Reverse list Scala

Question

Given the following code:

import scala.util.Random

object Reverser {

  // Fails for big list
  def reverseList[A](list : List[A]) : List[A] = {
    list match {
      case Nil => list
      case (x :: xs) => reverseList(xs) ::: List(x)
    }
  }

  // Works
  def reverseList2[A](list : List[A]) : List[A] = {
    def rlRec[A](result : List[A], list : List[A]) : List[A] = {
      list match {
        case Nil => result
        case (x :: xs) => { rlRec(x :: result, xs) }
      }
    }
    rlRec(Nil, list)
  }

  def main(args : Array[String]) : Unit = {
    val random = new Random
    val testList = (for (_ <- 1 to 2000000) yield (random.nextInt)).toList
    // val testListRev = reverseList(testList) <--- Fails
    val testListRev = reverseList2(testList)
    println(testList.head)
    println(testListRev.last)
  }
}

Why the first version of the function fails (for big inputs), while the second variant works . I suspect it's something related to tail recursion, but I am not very sure . Can somebody please give me "for dummies" explanation ?

Answer 1

Ok let me try tail recursion for dummies

If you follow what has to be done with reverseList, you will get

reverseList(List(1,2,3, 4))
reverseList(List(2,3,4):::List(1)
(reverseList(List(3,4):::List(2)):::List(1)   
((reverseList(List(4):::List(3)):::List(2)):::List(1)
Nil:::List(4):::List(3):::List(2):::List(1)
List(4,3,2,1)

With rlRec, you have

rlRec(List(1,2,3,4), Nil)
rlRec(List(2,3,4), List(1))
rlREc(List(3,4), List(2,1))
rlRec(List(4), List(3,2,1))
rlRec(Nil, List(4,3,2,1))
List(4,3,2,1)

The difference is that in first case, the rewriting keeps getting longer. You have to remember thing to do after the last recursive call to reverseList will have completed: elements to add to the result. The stack is used to remember that. When this goes too far, you get a stack overflow. On the opposite, with rlRec, the rewriting has the same size all along. When the last rlRec completes, the result is available. There is nothing else to do, nothing to remember, no need for the stack. The key is that in rlRec, the recursive call is return rlRec(something else) while in reverseList it is return f(reverseList(somethingElse)), with f beging _ ::: List(x). You need to remember you will have to call f (which implies remembering x too) ( return not needed in scala, just added for clarity. Also note that val a = recursiveCall(x); doSomethingElse() is the same as doSomethingElseWith(recursiveCall(x)), so it is not a tail call)
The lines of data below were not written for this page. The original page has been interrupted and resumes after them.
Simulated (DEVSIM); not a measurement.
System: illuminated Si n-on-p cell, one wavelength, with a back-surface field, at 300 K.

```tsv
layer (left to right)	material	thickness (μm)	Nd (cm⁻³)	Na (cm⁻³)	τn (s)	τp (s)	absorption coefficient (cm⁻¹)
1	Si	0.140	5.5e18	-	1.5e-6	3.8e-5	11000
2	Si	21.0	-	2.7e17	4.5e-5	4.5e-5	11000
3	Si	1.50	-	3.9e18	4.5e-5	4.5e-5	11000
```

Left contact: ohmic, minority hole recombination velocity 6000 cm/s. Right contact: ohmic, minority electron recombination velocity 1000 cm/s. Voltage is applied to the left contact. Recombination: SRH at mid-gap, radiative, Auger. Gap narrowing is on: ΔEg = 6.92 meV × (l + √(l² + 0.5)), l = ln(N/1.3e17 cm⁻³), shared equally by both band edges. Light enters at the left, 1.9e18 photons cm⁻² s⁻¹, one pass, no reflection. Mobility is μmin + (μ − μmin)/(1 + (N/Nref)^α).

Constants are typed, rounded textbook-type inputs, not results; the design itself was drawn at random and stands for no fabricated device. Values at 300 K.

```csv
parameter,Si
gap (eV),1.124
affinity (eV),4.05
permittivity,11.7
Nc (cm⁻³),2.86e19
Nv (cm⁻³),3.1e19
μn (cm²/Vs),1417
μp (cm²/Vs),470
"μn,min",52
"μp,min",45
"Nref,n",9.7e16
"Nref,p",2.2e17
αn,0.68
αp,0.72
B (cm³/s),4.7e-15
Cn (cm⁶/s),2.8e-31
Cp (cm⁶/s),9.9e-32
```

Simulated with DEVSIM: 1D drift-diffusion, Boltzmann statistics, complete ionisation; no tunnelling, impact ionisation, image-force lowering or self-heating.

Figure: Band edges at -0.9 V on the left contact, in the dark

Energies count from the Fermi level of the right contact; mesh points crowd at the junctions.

When you have a recursive tail call

def f(x1,...., xn)
    ...
    return f(y1, ...yn)
    ...

there is actually no need to remember the context of the first f for when the second one will return. So it can be rewritten

def f(x1....xn)
start:
    ...
    x1 = y1, .... xn = yn
    goto start
    ...

That is what the compiler does, hence you avoid the stack overflow.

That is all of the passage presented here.